On Thu, Jul 3, 2014 at 12:21 AM, Paolo Bonzini <address@hidden> wrote:
Il 02/07/2014 17:45, Ming Lei ha scritto:
The attachment debug patch skips aio_notify() if qemu_bh_schedule
is running from current aio context, but looks there is still 120K
writes triggered. (without the patch, 400K can be observed in
same test)
Nice. Another observation is that after aio_dispatch we'll always
re-evaluate everything (bottom halves, file descriptors and timeouts),
The idea is very good.
If aio_notify() is called from the 1st aio_dispatch() in aio_poll(),
ctc->notifier might need to be set, but it can be handled easily.
so we can skip the aio_notify if we're inside aio_dispatch.
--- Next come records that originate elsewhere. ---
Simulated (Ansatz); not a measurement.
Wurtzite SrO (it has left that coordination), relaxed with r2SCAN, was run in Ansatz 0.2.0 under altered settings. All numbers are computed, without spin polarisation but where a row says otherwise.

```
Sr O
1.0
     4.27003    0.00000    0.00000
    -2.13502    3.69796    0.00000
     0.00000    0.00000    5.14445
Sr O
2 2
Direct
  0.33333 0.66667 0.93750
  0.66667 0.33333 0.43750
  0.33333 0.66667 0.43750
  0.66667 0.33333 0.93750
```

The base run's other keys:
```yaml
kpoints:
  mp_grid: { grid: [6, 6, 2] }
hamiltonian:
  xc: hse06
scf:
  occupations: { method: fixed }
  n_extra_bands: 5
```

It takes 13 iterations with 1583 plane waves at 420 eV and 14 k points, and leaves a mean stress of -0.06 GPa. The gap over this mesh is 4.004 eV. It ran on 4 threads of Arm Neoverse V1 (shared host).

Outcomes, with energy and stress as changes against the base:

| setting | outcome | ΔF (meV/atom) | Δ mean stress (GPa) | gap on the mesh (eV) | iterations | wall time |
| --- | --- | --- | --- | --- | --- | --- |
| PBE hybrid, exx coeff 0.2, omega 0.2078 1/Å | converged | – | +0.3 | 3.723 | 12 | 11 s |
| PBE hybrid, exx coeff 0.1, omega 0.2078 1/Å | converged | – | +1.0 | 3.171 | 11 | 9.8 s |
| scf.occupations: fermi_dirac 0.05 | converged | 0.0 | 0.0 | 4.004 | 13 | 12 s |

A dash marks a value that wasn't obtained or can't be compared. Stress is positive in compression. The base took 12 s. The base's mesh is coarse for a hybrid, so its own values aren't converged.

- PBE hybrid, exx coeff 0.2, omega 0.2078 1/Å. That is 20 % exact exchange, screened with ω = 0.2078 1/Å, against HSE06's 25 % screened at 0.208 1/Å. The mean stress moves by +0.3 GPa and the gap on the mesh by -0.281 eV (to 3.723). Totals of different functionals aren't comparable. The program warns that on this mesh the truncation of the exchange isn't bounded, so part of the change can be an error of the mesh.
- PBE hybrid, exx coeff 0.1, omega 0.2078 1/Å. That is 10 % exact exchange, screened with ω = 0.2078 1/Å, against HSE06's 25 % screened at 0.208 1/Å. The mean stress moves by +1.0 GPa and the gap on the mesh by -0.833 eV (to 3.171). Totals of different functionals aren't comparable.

So what about this untested patch:
diff --git a/aio-posix.c b/aio-posix.c
index f921d4f..a23d85d 100644
--- a/aio-posix.c
+++ b/aio-posix.c
#include "qemu/atomic.h"
@@ -124,6 +124,9 @@ static bool aio_dispatch(AioContext *ctx)
AioHandler *node;
bool progress = false;
+ /* No need to set the event notifier during aio_notify. */
+ ctx->running++;
+
/*
* We have to walk very carefully in case qemu_aio_set_fd_handler is
* called while we're walking.
@@ -169,6 +171,11 @@ static bool aio_dispatch(AioContext *ctx)
/* Run our timers */
progress |= timerlistgroup_run_timers(&ctx->tlg);
+ smp_wmb();
+ ctx->iter_count++;
+ smp_wmb();
+ ctx->running--;
+
return progress;
}
diff --git a/async.c b/async.c
index 5b6fe6b..1f56afa 100644
--- a/async.c
+++ b/async.c
#include "qemu/atomic.h"
@@ -249,7 +249,19 @@ ThreadPool *aio_get_thread_pool(AioContext *ctx)
void aio_notify(AioContext *ctx)
{
- event_notifier_set(&ctx->notifier);
+ uint32_t iter_count;
+ do {
+ iter_count = ctx->iter_count;
+ /* Read ctx->iter_count before ctx->running. */
+ smb_rmb();
s/smb/smp
+ if (!ctx->running) {
+ event_notifier_set(&ctx->notifier);
+ return;
+ }
+ /* Read ctx->running before ctx->iter_count. */
+ smb_rmb();
s/smb/smp
+ /* ctx might have gone to sleep. */
+ } while (iter_count != ctx->iter_count);
}
Since both 'running' and 'iter_count' may be read lockless, something
like ACCESS_ONCE() should be used to avoid compiler optimization.